By Associated Press - Thursday, January 5, 2017

WICHITA, Kan. (AP) - A European plane-maker that established a U.S. engineering outpost in Wichita 14 years ago has moved to a new building at Wichita State University.

Airbus Americas Engineering’s final group of Wichita employees began working at the two-story, 90,000-square-foot building this week, the Wichita Eagle (https://bit.ly/2iVftQP ) reported.

Brandi Chandler, who coordinated the multi-stage move for Toulouse, France-based Airbus, said it began the first week of December and involved 300 employees.

John O’Leary, vice president of Airbus Americas Engineering, said the transition “went extremely smooth.”

The move not only was a means to consolidate its work from two buildings to one, but was also a way to be closer to the university’s new Innovation Campus, where there’s a pipeline for the company’s future workforce, O’Leary said.

“It’s the long way of saying this move makes business sense for us,” he said.

The Wichita office does wing design work on all Airbus commercial jetliners and houses a team of workers and engineers assigned to the company’s in-service repair and customer support.

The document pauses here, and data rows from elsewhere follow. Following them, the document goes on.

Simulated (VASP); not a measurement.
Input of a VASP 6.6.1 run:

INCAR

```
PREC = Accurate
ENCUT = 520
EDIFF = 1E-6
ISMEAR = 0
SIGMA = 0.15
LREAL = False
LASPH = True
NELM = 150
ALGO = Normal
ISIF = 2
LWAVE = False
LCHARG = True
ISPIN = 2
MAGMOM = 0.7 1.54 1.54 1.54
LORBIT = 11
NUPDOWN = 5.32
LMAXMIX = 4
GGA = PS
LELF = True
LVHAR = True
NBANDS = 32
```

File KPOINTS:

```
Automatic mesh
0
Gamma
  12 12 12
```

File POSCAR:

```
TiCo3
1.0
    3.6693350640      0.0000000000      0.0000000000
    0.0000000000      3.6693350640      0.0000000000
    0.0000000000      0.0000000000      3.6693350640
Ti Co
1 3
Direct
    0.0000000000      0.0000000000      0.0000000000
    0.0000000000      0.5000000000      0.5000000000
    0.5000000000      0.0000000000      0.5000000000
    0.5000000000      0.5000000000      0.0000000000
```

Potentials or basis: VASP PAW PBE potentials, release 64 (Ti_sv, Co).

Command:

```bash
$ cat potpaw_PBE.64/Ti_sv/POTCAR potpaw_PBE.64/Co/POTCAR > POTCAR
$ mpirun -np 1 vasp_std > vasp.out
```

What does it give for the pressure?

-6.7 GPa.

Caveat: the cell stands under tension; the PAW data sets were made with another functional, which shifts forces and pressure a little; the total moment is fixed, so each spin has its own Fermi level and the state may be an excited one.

O’Leary said the move to the new building happened earlier than expected because the contractor Airbus used was ahead of schedule. He said he expects greater access to the labs at the new Experiential Engineering building, as well as greater collaboration with Wichita State and similar companies housed at the Innovation Campus.

According to O’Leary, some Wichita State students are already working directly with Airbus engineers while exposing company staff to the “enthusiasm and energy” of the students.

“Maintaining this pipeline is critical,” he said.